The Big Apple’s Big Data advantage

Aug 20, 2012

The new Microsoft (msft) research lab in Manhattan is the latest addition to New York City’s increasingly buzzy tech scene. Headed by mathematical physicist Jennifer Chayes, the lab will focus on Big Data analysis, parsing the vast troves of information created by the world's digital denizens. Chayes spoke with Fortune about the lab, the world-changing potential of Big Data, and why New York City has an edge when it comes to tech’s next big thing.

You have a new lab in New York City, what are you working on?
We’re pretty much centered on Big Data questions -- how Big Data can help answer social science questions, how it can help answer economic questions, and what it means for the interaction of the social sciences with technology. If you’re in that field, these are very, very exciting times.

What are some of the projects the lab is taking on?
Well, one example is we have researchers in economics and prediction engines looking at the bets people make. Generally speaking, if people place bets on certain things, they are often much more invested in that thing. So, when large numbers of people place bets on who’s going to win, say, a primary election, that’s a very good way of getting data. We have some researchers who have come up with really amazing precisions on who’s going to be winning the primaries based on the bets that people are making. You can also do this with sports events. You can do this with all kinds of events. The future of interactive entertainment will have a prediction engine component to it.
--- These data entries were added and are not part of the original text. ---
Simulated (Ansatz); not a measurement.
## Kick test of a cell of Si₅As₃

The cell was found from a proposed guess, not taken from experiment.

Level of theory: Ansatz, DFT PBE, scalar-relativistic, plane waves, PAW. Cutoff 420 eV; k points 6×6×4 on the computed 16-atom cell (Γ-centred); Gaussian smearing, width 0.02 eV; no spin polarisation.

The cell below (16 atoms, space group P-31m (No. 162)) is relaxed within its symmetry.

At the lab we also have leaders in machine learning. John Langford is building a machine learning platform that people all over the world are using. It’s called VW, which stands for Vowpal Wabbit. [Editor’s note: The name is Elmer Fudd speak for “Vorpal Rabbit.”] Which gives us an incredibly fast way to analyze huge data sets. And a few of our guys are setting up a large-scale experimental platform, using Amazon’s (amzn) Mechanical Turk to find participants online. In the past, a lot of experiments would use 30 or 40 student volunteers. This is a much larger scale.

In general, the magnitude of the data that we are able to take in now dwarfs anything that we were able to do in the past, and so you need a new scientific method to answer new kinds of questions. It’s really a new age of social science.

How is the lab settling in so far?
The lab opened on May 3 and now has 15 researches, and we’re actually hiring more. We expect to have very strong relationships to the universities in the city and to the startups. A lot of the guys in our lab have close colleagues in the startup scene. They’re very involved because, you know, all these scientists know each other. They go to the same conferences, they went to the same graduate school. It’s a very tight community.

We also have strong relationships with all the major universities in the area. New York Univeristy’s CUSP program, the new Center for Urban Science & Progress, is hiring 50 faculty and researchers, and is being headed by Steve Koonin, who was the undersecretary of energy for science. We’re going to be pursuing joint projects in mining urban data with them.

Some of our computational social scientists are teaching Columbia University courses. And we’re in touch with the Cornell Technion campus planners. The new campus opens on Roosevelt Island in about 5 years and will have a couple thousand graduate students and some 250 faculty. It will have three themes, all centered around Big Data. So it’s actually a really, really exciting time in the city right now.

What’s your take on New York City’s tech scene at the moment?
Silicon Alley is really becoming a hub for these data-intensive startups in Web 2.0 and beyond Web 2.0. New universities and new companies are coming in. Mayor Michael Bloomberg has really taken the lead here with the Applied Sciences Initiative, which has played a part in the NYU CUSP program, the Cornell Technion campus, and others. The initiative is really helping to provide the training for the people who are going to populate these companies.

Can New York compete with Silicon Valley in Big Data?
There are certain things that give New York an edge. The ad agencies are centered in the city and Madison Avenue, and a lot of the Big Data questions are being driven by the fact that the a lot of high-tech business models have to do with ads. There’s tons of creativity around this, but there’s also always a question of what’s going to fund all of these new products and all of these new initiatives. A lot of that is centered on ads. So it’s very natural that it’s gotten to be so strong in the city.

There’s an intersection of the design world, the ad industry, and Big Data that’s really happening in the city. There are obviously other companies that have that, like Apple (aapl), but you really aren’t seeing this nexus that New York has anywhere else.

So are Silicon Valley and New York neck-and-neck in this field?
Well, there aren’t yet as many people in high-tech in the city as in Silicon Valley, but the rate of growth is certainly higher. And if you look at the boundary of social sciences and technology, some of the most interesting things there are happening in the city. It’s a different cut of high-tech due to the design influence and the ad agency influence, and there are different kinds of advances being made.

So, Big Data is really the next big thing?
I think that’s certainly true. Both scientifically, and in terms of where our advances are going to come from. In the past, we have had to build models for how we thought people interacted, and now we just let the machine tell us what the answer is by finding patters in these huge amounts of data. This research will power everything from online purchase suggestions, to the ads on social networks, to search engines taking your terms and looking at a trillion websites and coming up with the right ones to give back to you.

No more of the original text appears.